AKTA INTERVIEWS: WHAT IT TAKES TO MAKE YOUR OWN SHORT FILM WITH EMMA SUTHERLAND & BECCA WATSON
- Akta Photography

- 3 days ago
- 6 min read
Writer: Takunda Muzondiwa

Three's A Crowd (2026)
“Make your own work”
If actors were paid a pound for every time we heard it, we would be financing cinematic universes so vast they would make Marvel Cinematic Universe look like a student showcase, outspend Star Wars, and give Barbie a run for its perfectly pink money.
Instead, what most of us have are fragments.
A Notes app crowded with half formed monologues. A title without a plot. A plot without an ending. Dialogue scribbled on a bright pink sticky note now curling at the corners at the bottom of a tote bag. Blue ink fading on the back of a hand, written in haste between taking orders at a café job, the words slowly dissolving with each rinse of soapy water. Ideas alive in theory but stalled in practice. Not for lack of hunger. Not for lack of imagination. But because somewhere between the spark and the screen sits a mountain of logistics that can turn even the boldest artist still.
Last month, I sat in a sold out premiere watching Two actors who decided not to wait for those answers to magically appear. Emma Sutherland and Becca Watson wrote, produced, directed and starred in their debut short film Three’s A Crowd. They chose action over hesitation.
What makes their story even more fitting is that filmmaking had already been simmering beneath the surface. Both Emma and Becca had been creating on YouTube for years, building their own audiences, shaping their own visual language, quietly making what felt like mini films in the margins of their acting careers. Becca first discovered Emma through her videos. Emma then began watching Becca’s. Admiration turned into conversation. Conversation turned into collaboration. Before long, they were no longer just consuming each other’s work, but co-creating their own.
Emma Sutherland & Becca Watson X AKTA
We first met Emma in 2024 through Akta's Pay What You Can Headshots initiative.
when she came in for headshots in 2024. Since then, seeing her step into filmmaking alongside Becca has been a powerful reminder that the actors in our community are not waiting around. They are building. We are always proud to follow and support that growth.
I sat down with Emma and Becca to ask the question so many actors quietly hold. What does it really take to stop waiting and actually make your own work?
AKTA: When did you both realise that waiting was no longer enough, and that you actually wanted to make your own film?
EMMA SUTHERLAND: I think for both of us there had been past attempts to create things with other people that had not quite worked out. Either expectations did not align or the momentum just fizzled. So when Becca proposed making a short film, I remember feeling this huge sense of relief. I had been waiting for someone to genuinely want to make something with me. I always felt like I was the one saying, let’s create something, and it never quite materialised.
I think we were both just ready to stop waiting to be cast in something and instead create our own opportunity. And honestly, we just wanted to have fun. Making things is fun. We both had that same drive and that same energy, and at some point you realise you just have to do it.
BECCA WATSON: The year before we made the film, I’d acted in about seven short projects. I learned so much from being on those sets, from really small shoots to much more ambitious ones. But by the end of that year, I just felt this itch. I remember thinking, I could do this. I want to try it my own way.

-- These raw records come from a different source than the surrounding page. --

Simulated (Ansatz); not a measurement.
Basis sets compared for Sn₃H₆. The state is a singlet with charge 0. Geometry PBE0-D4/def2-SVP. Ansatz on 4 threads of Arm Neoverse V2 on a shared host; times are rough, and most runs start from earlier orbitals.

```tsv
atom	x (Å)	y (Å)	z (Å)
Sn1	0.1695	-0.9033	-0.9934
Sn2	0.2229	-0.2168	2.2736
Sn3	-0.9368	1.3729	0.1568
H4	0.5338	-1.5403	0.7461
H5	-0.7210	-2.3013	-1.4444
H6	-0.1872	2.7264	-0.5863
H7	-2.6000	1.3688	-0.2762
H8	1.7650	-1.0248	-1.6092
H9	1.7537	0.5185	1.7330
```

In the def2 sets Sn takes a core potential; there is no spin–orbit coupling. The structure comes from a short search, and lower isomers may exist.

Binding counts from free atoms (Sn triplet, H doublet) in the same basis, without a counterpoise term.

Three's A Crowd (2026) directed by Emma Sutherland & Becca Watson
AKTA: Why Three’s A Crowd? What made this the story you both wanted to tell?
EMMA SUTHERLAND: Ironically, I had once tried to make a film about a friendship breakup with someone who then stopped speaking to me. Which felt… fitting.
But that experience stayed with me. That feeling of never really understanding what happened. How did it end. What did I do. Why did we outgrow each other.. I remember joking to Becca, if we make this film about friendship and then you stop being my friend, I’ll be furious. That is kind of where it began.
BECCA WATSON: As soon as Emma mentioned friendship, it clicked. Of course. Every woman can relate to that in some way. But we rarely see it as the central focus. And especially not without it revolving around a man. We have seen that version enough.
For us it was more about outgrowing each other. That slow shift. The quiet grief of realising someone who once felt essential to your life now fits differently. We are young and are living through that constantly. Friends moving cities. Changing paths. Growing in different directions.
It also tied into this sense of London loneliness. That feeling of being surrounded by people and still feeling slightly adrift. It felt very current to us. Not just personal, but generational.
AKTA: What did it cost — financially, emotionally, relationally — to get this film made?
BECCA WATSON: It was a huge commitment. And it had to be. We both knew from the beginning that this would not work unless we were willing to give up a lot of time. That was the biggest cost, honestly. Even more than money.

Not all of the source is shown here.